…Suggests Rep. Koon
With the ongoing debate on the controversies to print about L$35 billion new Liberian banknotes to help restore the ‘bad and broken economy,’ Montserrado County District #11 Representative, Richard Koon, has proposed that the government should downplay the printing of new money, and that the Central Bank of Liberia (CBL) should negotiate with other banks on ‘Currency Swap.’
This theory, according to research, is an agreement in which two parties exchange the principal amount of a loan and the interest in one currency for the principal, and interest in another currency. At the inception of the swap, the equivalent principal amounts are exchanged at the spot rate.

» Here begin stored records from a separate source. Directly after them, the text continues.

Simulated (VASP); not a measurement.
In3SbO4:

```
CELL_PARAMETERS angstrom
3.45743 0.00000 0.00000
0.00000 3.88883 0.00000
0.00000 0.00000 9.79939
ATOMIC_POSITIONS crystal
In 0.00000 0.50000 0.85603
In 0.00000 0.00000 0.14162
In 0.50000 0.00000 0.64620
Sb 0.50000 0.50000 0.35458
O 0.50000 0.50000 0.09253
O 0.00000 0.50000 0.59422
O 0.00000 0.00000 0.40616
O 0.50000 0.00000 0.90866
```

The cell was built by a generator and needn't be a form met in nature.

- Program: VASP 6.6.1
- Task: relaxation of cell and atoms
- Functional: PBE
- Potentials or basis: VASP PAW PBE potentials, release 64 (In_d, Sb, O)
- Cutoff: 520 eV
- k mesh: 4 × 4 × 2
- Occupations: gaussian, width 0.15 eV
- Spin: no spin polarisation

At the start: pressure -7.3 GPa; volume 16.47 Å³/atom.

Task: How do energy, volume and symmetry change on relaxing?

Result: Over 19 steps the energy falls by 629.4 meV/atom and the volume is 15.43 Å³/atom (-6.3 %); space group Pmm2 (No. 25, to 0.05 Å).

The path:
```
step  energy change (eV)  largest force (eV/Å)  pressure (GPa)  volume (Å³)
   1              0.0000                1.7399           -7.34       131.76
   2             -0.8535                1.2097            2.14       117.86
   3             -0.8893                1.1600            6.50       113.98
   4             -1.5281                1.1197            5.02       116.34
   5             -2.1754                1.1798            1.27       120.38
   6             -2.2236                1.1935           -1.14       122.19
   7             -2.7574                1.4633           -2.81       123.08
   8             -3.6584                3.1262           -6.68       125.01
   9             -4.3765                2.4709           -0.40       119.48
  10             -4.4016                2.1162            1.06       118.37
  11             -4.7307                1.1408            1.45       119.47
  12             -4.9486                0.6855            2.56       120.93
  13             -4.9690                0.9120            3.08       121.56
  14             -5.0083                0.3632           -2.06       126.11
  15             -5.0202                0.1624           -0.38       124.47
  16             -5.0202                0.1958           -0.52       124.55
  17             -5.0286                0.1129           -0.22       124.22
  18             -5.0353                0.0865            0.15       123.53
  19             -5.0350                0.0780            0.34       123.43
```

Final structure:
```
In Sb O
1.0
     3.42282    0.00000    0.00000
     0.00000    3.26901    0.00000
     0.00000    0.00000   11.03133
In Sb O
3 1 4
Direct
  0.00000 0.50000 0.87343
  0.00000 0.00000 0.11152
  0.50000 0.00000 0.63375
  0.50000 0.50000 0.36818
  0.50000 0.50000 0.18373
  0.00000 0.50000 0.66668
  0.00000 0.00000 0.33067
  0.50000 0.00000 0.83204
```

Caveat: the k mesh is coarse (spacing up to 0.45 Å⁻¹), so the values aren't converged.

Koon, an Accounting instructor at the University of Liberia, said the theory of ‘Currency Swap’ will have greater impact, and helps stabilizes prices on domestic commodities, as well as balances economy.
He said Liberia is heavily dependent on imported goods and uses US Dollars for transaction. Therefore, he said, the CBL should do the ‘Currency Swap’ with countries that are considered ‘Single Domestic Currency Nations’ or ‘Fully De-dollarized,’ such as Nigeria, Guinea, Ghana and the Ivory Coast.
“Let us look at Nigeria as a case. The Central Bank of Nigeria will deposit huge amount of Naira (₦) in CBL, and then the CBL will do likewise with the L$, that method is the ‘Currency Swap.’
“The two currencies will create an implied exchange rate (the established rate between Naira and Liberian Dollar). This approach will weaken the US$ to a greater extent, and strengthen the L$ also to a greater extent,’ Rep. Koon said.
Rep. Koon, who is a member of the House Public Account and Expenditure Committee (PAC), argued that most businessmen buy the US$ before going to import, and with currency swap, they will now take their huge L$ to the CBL in exchange for Naira ₦ before going to import goods from Nigeria, which will be vice versa.
“It will relieve pressure on the US dollar, and the CBL, working along with the Ministry of Commerce and industry will be able to take control of price regulation on these commodities. Not only do the prices have to reflect the changing tastes of its various suppliers’ segments of goods and services, but the prices must also be competitive with the prices of other goods and services manufactured and marketed globally. The price elasticity of demand (PED or Ed), or price sensitivity for products in Liberia varies between its suppliers and segments,” Rep. Koon said.
He said in recent years, in a bid for the People’s Republic of China (PRC) to internationalize their currency (Renminbi or RMB), China arranged bilateral currency swaps with central banks around the globe.
Three of Africa’s largest economies– Egypt, Nigeria and South Africa–are among the more than 30 central banks that have entered into these swap agreements.
Rep. Koon recalled how South Africa signed a US$4.75 billion swap agreement with China in 2015; Egypt, a US$2.62 billion swap in 2016; and Nigeria, a US$2.5 billion swap in 2018.
“These swaps make sense given the amount of trade between China, and these nations,” he said.
In 2017, trade between China and South Africa, Egypt and Nigeria amounted to US$23.5 billion, US$10.8 billion and US$13.8 billion respectively.
Thus, the swaps allow some trade to be invoiced in the counter parties’ currencies, helping ease dollar financing pressures. They also provide renminbi liquidity to the African countries and African currency liquidity to China. This should help boost trade and encourage closer ties.
“Nigeria’s central bank says it will help stabilize exchange rates,” he said.
Meanwhile, Rep. Koon has said doubt has been created in the mind of the public and partners as a result of the L$16 billion and the US$25 million investigations in the competencies of the Central Bank, and the Ministry of Finance and Development Planning officials negatively impacting public trust.
“Hence, printing of new currency in the midst of current financial crisis, and lack of trust could erode the intended policy impact,” Rep. Koon said.